Mutual fund and ETF investors on average paid lower fees in 2017 than ever before and saved around $4 billion in fund expenses compared to the previous year, according to a study of U.S. funds published by Morningstar.

Investors paid an average 0.52% expense to own mutual funds and exchange-traded funds in 2017, an 8% decline from 2016 when the average was 0.56%, according to Morningstar's annual fund fee study evaluating the cost of U.S. mutual funds and ETFs in its database of about 25,000 open-end funds.

The asset-weighted average expense ratio for active funds was 0.72% in 2017, down from 0.75% in 2016, and on the passive side, the asset-weighted average expense ratio was 0.15% in 2017, down from 0.16% in 2016.

Morningstar's report also states investors are gravitating toward the lowest-cost funds among passively managed offerings. Changes in fees charged by money managers, represented in the equal-weighted average expense ratio, was 0.30% in 2017, down from 0.31% in 2016. Because that decrease was smaller than the asset-weighted average decline of 7%, it indicates investors gravitating toward lower-cost passive funds, the report said.

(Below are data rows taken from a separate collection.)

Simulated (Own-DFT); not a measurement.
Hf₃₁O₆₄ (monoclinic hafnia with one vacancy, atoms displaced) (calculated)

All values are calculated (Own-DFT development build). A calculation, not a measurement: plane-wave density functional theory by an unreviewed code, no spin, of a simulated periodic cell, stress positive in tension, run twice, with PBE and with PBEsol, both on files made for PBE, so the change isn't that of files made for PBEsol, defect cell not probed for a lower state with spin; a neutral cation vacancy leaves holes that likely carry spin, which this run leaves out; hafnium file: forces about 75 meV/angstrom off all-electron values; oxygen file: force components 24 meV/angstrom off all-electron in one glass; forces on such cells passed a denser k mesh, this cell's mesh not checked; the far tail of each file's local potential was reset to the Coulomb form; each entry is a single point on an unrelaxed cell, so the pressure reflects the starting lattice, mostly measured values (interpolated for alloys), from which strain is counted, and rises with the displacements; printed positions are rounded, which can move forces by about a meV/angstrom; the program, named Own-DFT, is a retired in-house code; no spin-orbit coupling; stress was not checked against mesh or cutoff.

Patricia Oey, senior manager research analyst for Morningstar and author of the report, said in a telephone interview that domestic equity is the primary driver of fee changes because domestic equity funds make up about 44% of the total fund market.

"We're continuing to see in active funds, U.S. equities have seen outflows for the past 10 years. A lot of that has been redirecting to passive funds," Ms. Oey said, adding that within the passive funds universe, it has gotten "very, very competitive" as investors go to the cheapest funds. She also mentioned actively managed funds have seen lower fees in the past few years because they've reached "break points" due to excellent market returns. She said after a certain level has been reached in returns, there's a "little more decline in the fees charged by managers for active equities."

Regardless of active or passive status, the cheapest 20% of funds within their category groups saw net inflows of $949 billion in 2017, with passive funds getting about 70% of those inflows and active funds, about 30%. Among the rest of the funds, the most expensive 80%, funds saw net outflows of $251 billion.

Vanguard Group has the lowest asset-weighted average expense ratio at 0.1%, followed by State Street Global Advisors' SPDR ETFs at 0.16% and iShares at 0.25%. During the past three years, Vanguard's asset-weighted average fee declined a cumulative 25%, the most significant decline among the 10 largest fund providers. Vanguard was followed by iShares at 19% and Fidelity Investments at 14%.

The full report is available on Morningstar's website.